These shoots were snipped off their mother plants and pressed into the hard earth barely 2 months ago and have had to endure their matting being repeatedly blown off, severe frosts, very little rain and yet regard the life force of these delicates!


And at closer quarters: the fine order of the buds burst into leaf, progressing from top down.  This is the moment for me, whatever happens next feels almost unimportant....I'll keep you posted however!

Saturday, 24 December 2011

AUTUMN-WINTER

Lord: it is time.  The summer was immense
Lay your shoulders on the sundials
And let loose the wind in the fields.
Bid the last fruits to be full,
Press them to ripeness and chase
The last sweetness into the heavy wine.

I pinned this bit of Rilke to the shepel wall in late Nov. with fresh raspberries still in my mouth.  I've never known them last as long.  It means that jobs that are usually consecutive and with a decent interval between: picking fruit, planting for future seasons, were carried out side by side.

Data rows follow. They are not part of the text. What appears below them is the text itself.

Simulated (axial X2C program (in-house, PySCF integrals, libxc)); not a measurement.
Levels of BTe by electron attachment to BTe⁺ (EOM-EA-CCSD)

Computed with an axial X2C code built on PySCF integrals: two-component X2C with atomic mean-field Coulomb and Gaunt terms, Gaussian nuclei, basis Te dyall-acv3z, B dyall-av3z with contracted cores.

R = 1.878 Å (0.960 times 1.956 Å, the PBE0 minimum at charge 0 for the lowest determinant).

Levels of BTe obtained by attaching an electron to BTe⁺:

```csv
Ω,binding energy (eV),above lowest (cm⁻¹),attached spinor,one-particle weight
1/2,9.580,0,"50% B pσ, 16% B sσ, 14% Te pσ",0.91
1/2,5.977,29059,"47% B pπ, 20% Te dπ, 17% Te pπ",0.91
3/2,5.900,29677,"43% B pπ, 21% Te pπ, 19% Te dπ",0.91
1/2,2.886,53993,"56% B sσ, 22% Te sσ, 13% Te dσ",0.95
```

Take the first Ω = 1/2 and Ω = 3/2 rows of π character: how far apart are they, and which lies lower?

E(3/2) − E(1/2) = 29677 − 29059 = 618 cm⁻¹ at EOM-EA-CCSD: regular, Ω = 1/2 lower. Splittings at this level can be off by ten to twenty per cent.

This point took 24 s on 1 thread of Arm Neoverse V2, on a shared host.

I rotavated out 3 new rows for currants and extended the rows of the top plot raspberries.


I hire the rotavator once a year.  It makes a much better bed than the small plough I tried once, even if after a day of milling through Cotswold brash I feel like I've been working a pneumatic drill in thick concrete.


Austerity Britain has delivered the project a talented local wwoof-er!  Above Alice models a post planting glow on completing the extension to an existing raspberry row.  These canes have been transplanted from the lanes between the old rows where they were allowed to spring up.



Other autumn-winter jobs have been running repairs, here a hessian bandage for one of the newer trees in the eastern windbreak.

As much as I would have liked to spend more time in the field over the last couple of months, most of the action has been in the winery and the marketplace.


Ding Dong Merrily!  Finally a batch of a finished product, which is rapidly flying out of the cellar, through markets:

and shops:

Shoulder to shoulder with the big boys!

Meanwhile re. that wind loosed in the field, the matting I'd laid over the new currant rows didn't survive the early Dec. gales too well.


Still and mild days recently however have given opportunity for restoration and a bit more planting. 

Below replacing the white currants that didn't survive in the currant tricolore row, next to the shepel.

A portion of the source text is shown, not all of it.